Sylvia Acevedo, CEO of Girl Scouts USA, said the Girl Scouts have always had a strong connection to STEM, and this new facility will serve to further encourage and inspire young women to move into STEM careers.
“I am so passionate about STEM, but in Girl Scouts, we’ve had STEM since the very beginning,” Acevedo said. “In fact, some of our first badges were electricians’ badges and naturalists’ badges. Today, we’re carrying on that tradition, and it matters even more now as we transition from the industrial age to the age of data. We can have girls who are not just users of technology, but they are the ones who can create, can invent, and can design the future.”
The site’s unique blend of “camping meets technology” means no matter where the girls go, they will always be exposed to some facet of STEM. Kaleigh Beacham from Troop 92 in Dallas, Texas, said she loves how the center defies expectations of what a STEM facility should be.
“I think there’s so many initiatives to bring STEM to girls, but what’s unique about the STEM Center is it blends STEM with the traditional camp experience,” Beacham said. “I think that’s really important, because a lot of people have the idea STEM can only happen in a lab or a classroom, and we want to diversify what STEM looks like.”

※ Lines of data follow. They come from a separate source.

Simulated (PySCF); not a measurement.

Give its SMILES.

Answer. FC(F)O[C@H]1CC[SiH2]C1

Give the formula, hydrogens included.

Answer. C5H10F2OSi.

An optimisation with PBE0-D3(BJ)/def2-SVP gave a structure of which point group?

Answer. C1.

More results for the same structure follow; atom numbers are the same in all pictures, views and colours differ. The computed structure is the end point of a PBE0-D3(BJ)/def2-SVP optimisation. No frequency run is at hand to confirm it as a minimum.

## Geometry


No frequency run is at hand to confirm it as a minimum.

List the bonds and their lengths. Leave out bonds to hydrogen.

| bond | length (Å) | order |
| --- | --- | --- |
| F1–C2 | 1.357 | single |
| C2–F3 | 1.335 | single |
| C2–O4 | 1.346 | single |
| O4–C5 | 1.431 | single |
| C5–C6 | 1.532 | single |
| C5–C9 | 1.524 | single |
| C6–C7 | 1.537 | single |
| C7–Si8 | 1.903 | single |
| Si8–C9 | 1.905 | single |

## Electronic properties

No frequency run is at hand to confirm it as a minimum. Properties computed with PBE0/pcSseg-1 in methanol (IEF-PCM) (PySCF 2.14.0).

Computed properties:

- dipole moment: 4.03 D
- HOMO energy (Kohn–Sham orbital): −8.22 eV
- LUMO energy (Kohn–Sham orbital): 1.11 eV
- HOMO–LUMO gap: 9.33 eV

According to a 2017 study from the US Department of Commerce, while women make up roughly 47 percent of the workforce, they only hold 24 percent of STEM jobs. In addition, while women held nearly as many undergraduate degrees as men, they made up only about 30 percent of all STEM degree holders, and women make up a disproportionately low share of degree holders in all STEM fields, particularly in engineering. Beacham is keenly aware of this and hopes to help change those statistics.
“There’s a persistent lack of women in STEM careers. We want to change that, because women can have just as important ideas, just as much creativity and drive as men in the same careers. We want to bring them the same spotlight,” Beacham said. “In reality, more people working toward a solution means we’re going to reach that solution faster.”
Brynna Boyd, Troop 4792 in Flower Mound, Texas, added that girls have near-limitless opportunities in STEM.
“I think it’s important for girls to get involved in STEM, because STEM is the future,” Boyd said. “There are so many opportunities in STEM, and girls need to know their opportunities are unlimited, and they have the same opportunities in STEM as everyone else.”
Girl Scouts of Northeast Texas’ Jennifer Bartkowski also hopes to see those statistics change.
“I always say you can’t tutor a girl into being an engineer,” Bartkowski said. “She needs the full comprehensive approach. Girls need confidence to stay in STEM, especially in a male-dominated world. They need to understand why STEM is important in the world. We know girls are really motivated by changing the world, and girls can see how a teacher or a doctor changes the world, but they don’t always see how an engineer changes the world, so we have to change the story.”